A growing international trend in policy emphasizes the relationship between the competitiveness of a state and the quality of its educational system. Excellent teachers are a fundamental requirement in such reasoning and increasing efforts to provide students with such have become a challenging world-wide quest. In 2020, the Swedish educational system will, according to national statistics, lack roughly 22 000 teachers, approximately 20 % of the teaching workforce.
The most common measure to overcome such a shortage of teachers is to try to increase recruitment into the profession. However, statistical findings also indicate that the major problem is not a shortage of teachers coming into the system. The real problem is that it appears as if many of the newly graduated choose not to go in to teaching at all or to leave after just a few years. These observations hint at a different kind of measure to remedy the shortage: It may be a more efficient strategy to put in an effort to retain and support active teachers, or to attract teachers who quit or never started teaching to return to the profession. As Richard Ingersoll has put it metaphorically, it is better to patch the holes in the bucket before trying to fill it up.
The ambition in this presentation is to take a closer look at the holes in the bucket by presenting data from a longitudinal study of Swedish teachers. What do the holes look like? When do they occur? Is there a flow in-and-out? Can we detect possibilities to plug the leaks?
Through a unique material consisting of mail correspondence between a group of Swedish teacher graduates and their former teacher educator - starting in 1993 - continuing for more than 15 years and followed up by additional questionnaires and interviews, we face the opportunity to follow 87 teachers during their first 20 years after graduation. The study is an attempt to fill up what has often been pointed out as a gap in research on teachers’ career trajectories - the need for qualitative longitudinal studies. Data has been collected on ten occasions. The percentage of answers is extremely high (83-100 %). The project is funded by the Swedish research council.

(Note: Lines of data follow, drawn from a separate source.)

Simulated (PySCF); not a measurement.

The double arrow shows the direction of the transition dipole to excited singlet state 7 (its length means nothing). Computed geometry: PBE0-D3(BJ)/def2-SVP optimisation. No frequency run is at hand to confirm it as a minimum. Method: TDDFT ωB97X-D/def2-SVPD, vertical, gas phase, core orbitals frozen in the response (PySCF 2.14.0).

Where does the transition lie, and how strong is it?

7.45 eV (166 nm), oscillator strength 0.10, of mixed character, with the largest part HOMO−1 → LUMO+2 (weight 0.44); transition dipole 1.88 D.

In the presentation we focus on the teacher’s attrition the first five years. The teacher’s trajectories during this period are described with the help of mixing quantitative data with individual narratives. Data from the cohort has also been put in relation to general statistical overviews on teacher attrition. The analysis indicates that we should be cautious when we interpret and make use of general statistics. Teacher attrition seems to be a more non-linear and complex phenomenon than what is often presented. Drop-outs are in many cases temporary. Individuals are leaving from, but also returning to, the profession over time and their out of school experiences can in many cases be understood as individual initiatives to enhance teacher ability in the long run.
References
Cooper, J.M. & Alvarado, A. (2006). Preparation, recruitment and retention of teachers. UNESCO, IIEP Education policy series No. 5.
Hammerness, K. (2008). “If You Don’t Know Where You are Going, Any Path Will Do”: The Role of Teachers’ Visions in Teacher’ career Paths. The New Educator, 4:1, pp. 1–22.
2014.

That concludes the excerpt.